Perhaps someone else can confirm the same error on their machine, it seems to be something related to firmware loading?

6.8.1.log

loukamb commented 5 months ago

@thomasxg I no longer have it but when I faced this issue months ago it had a very similar trace to what you just posted. The issue is definitely GPU-related, and doesn't happen on proprietary drivers, only nouveau.

With the release of the new live image on March 14 however the problem has become worse and could impact adoption. With the previous live image, you could boot into live Void without any issues, install the OS to disk using local packages, reboot then blacklist nouveau right before performing an update. That's what I did to get Void working on my Nvidia machine (2080 Ti). However, the new live image rolls in the regression, meaning you cannot even reach a terminal after GRUB without explicitly blacklisting the nouveau driver and modeset through kernel flags when launching the live image. I had to do this recently when I reinstalled Void, which is practically simple but difficult to figure out when you don't even have logs or any output telling you what's erroring.

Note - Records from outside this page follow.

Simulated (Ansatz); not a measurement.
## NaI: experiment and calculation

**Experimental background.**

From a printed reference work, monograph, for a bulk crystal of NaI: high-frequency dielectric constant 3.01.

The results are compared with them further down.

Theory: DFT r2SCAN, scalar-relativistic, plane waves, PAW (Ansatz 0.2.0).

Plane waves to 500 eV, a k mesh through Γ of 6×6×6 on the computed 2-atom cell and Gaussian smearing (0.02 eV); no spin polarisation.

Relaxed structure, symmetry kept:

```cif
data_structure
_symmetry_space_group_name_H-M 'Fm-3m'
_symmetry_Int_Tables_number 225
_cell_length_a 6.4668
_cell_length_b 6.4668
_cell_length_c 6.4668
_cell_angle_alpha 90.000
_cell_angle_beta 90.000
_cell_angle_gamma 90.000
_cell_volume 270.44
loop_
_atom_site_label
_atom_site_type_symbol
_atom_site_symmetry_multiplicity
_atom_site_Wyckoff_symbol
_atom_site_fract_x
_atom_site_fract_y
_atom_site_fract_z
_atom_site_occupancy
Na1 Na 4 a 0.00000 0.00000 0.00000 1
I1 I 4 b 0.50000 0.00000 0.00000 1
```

nezos commented 4 months ago

Had the same problem hanging at "loading initial ramdisk".

My solution was to install the mainline kernel and the nvidia non-free driver. When I installed only the mainline the problem went down to nouveau, so the nvidia driver fixed it completely.

loukamb commented 3 weeks ago

Just pointing out that this issue STILL exists on latest kernel and nouveau. What the heck.

classabbyamp commented 3 weeks ago

does nouveau.noaccel=1 fix the issue? (or does anything else in this thread look relevant to this? https://gitlab.freedesktop.org/drm/nouveau/-/issues/319#note_2521669)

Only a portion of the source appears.